Others said they wanted some help merely surviving, implicitly speaking of all the things they’d have in homes of their own. 

“Look at what people said when someone asked what kinds of things they’d like the Portland Street Response to provide: Food. Water. A safe place to put their things. Hygiene products,” Chair Kafoury said. “I see people asking for the basics that so many of us take for granted in our own lives: a kitchen, a pantry, a closet, a bathroom — otherwise known as a home.” 

Commissioner Jayapal said relying on police alone to triage and respond to calls touching on homelessness is “unfair, ineffective, and expensive.”

Commissioner Susheela Jayapal speaks at a press event where Portland Street Response survey results were unveiled Thursday, Sept. 19, 2019.
“We need another response to calls that are not crime-related; and we have to create a system that helps, or at least doesn’t further harm, the people we’re responding to,” she said. “We can’t create that system without input from those directly affected, which is why the work of the community engagement team has been so critical.”

Work to create a new response model — led by City Commissioner Jo Ann Hardesty and Mayor Ted Wheeler — is in its early stages. Work groups whose members include staff from Commissioner Jayapal’s office, the Chair’s office and other County employees will present plans for a pilot project in November. 

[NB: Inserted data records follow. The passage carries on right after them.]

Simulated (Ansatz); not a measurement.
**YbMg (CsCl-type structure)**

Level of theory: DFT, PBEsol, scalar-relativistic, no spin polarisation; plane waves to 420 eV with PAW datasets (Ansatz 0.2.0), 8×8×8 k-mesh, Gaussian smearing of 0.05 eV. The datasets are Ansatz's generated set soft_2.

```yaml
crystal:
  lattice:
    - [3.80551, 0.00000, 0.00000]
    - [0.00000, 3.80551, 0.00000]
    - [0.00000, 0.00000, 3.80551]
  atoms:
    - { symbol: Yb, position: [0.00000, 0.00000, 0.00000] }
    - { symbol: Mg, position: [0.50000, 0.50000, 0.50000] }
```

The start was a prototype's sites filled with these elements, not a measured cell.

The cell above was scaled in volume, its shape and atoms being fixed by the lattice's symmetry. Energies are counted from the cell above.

The effort stems from reporting by The Oregonian that found more than half of all arrests in 2017 involved someone experiencing homelessness.

Street Roots answered those findings with a plan that draws from decades of experience in Eugene, Oregon, where mental health professionals and others respond to some 911 calls instead of police.

Work on the pilot project comes as Multnomah County moves ahead with plans to open, as soon as 2021, a first-of-its-kind behavioral health resource center downtown.

The resource center, in a newly purchased building at 333 S.W. Park Ave., would offer showers and laundry, drop-in space, peer resources, shelter and transitional housing. And it could one day work alongside the street response pilot.

Read full remarks from Chair Kafoury, and then Commissioner Jayapal, below.


Chair Deborah Kafoury: It’s great to be here. The work that’s gone into these early steps around the Portland Street Response highlights the power of partnerships when it comes to addressing homelessness.

And for the second time this week, your governments are standing together, supporting the kind of crucial work we can’t afford to do alone The survey conducted by Portland State and Street Roots reinforces the fact that we can do a better job helping people forced to live outside. We can respond with more compassion and skill. 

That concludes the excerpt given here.